Bargaining and food selling puts language learning into practice

Issue: Volume 97, Number 17

Posted: 24 September 2018
Reference #: 1H9kz5

Using Mandarin vocabulary in class and in a cultural context helps Cambridge students create a deeper understanding of the language.

Mandarin Language Assistant Shen Ying with Cambridge Primary Year 5-6 students Aaron McCarthy (standing), Olivia Bredenbeck, Piper Russell, Daniel Chick, and Elle Morrison (seated L-R), who are learning about Chinese opera masks.

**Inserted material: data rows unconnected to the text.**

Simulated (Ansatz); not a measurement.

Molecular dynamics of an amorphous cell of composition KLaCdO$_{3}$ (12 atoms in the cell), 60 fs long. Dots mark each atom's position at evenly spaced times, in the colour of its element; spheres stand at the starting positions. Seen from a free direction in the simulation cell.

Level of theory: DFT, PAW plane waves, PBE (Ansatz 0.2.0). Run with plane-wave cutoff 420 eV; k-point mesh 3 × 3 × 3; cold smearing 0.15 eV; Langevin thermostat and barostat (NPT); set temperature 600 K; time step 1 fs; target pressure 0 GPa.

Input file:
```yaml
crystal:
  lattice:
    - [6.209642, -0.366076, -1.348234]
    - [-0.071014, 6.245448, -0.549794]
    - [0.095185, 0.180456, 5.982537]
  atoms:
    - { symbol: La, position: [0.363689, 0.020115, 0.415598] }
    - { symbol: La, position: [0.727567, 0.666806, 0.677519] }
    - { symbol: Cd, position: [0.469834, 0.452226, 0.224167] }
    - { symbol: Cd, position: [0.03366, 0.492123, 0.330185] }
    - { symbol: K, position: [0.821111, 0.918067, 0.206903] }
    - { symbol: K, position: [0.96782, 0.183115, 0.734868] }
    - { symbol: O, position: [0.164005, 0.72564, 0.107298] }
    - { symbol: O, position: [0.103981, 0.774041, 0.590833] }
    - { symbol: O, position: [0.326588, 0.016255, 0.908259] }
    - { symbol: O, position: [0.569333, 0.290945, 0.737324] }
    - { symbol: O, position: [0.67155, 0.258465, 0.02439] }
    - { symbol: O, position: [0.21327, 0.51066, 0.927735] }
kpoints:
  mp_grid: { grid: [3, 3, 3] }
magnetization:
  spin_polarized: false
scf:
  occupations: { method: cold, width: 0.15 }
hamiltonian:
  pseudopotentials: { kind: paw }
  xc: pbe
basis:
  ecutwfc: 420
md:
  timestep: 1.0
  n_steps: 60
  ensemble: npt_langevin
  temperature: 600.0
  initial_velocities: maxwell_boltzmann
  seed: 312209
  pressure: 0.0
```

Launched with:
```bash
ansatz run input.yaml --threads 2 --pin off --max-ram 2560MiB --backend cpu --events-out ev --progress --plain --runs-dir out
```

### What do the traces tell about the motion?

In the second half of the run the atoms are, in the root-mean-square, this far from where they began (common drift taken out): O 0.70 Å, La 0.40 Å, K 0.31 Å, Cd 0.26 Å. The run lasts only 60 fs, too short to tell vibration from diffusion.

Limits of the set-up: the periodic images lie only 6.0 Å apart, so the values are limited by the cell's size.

Students studying Mandarin at Cambridge High School recently acted as haggling buyers and keen sellers in a food market during class. Paired off, they switched roles from buyer to seller, using the vocabulary of bargaining, cooking, ingredients and eating, as people do every day in China. The students enjoyed the theatre of it.

Their teacher, Paula Walsh, who is fluent in Mandarin and has lived in China, interacted amongst the students, fine tuning their pronunciation of words, encouraging new vocabulary use and making sure they speak with the correct tone, which is essential.

“Mandarin is a tonal language and a word can have multiple and very different meanings depending on the tone or inflection used by the speaker,” Paula says.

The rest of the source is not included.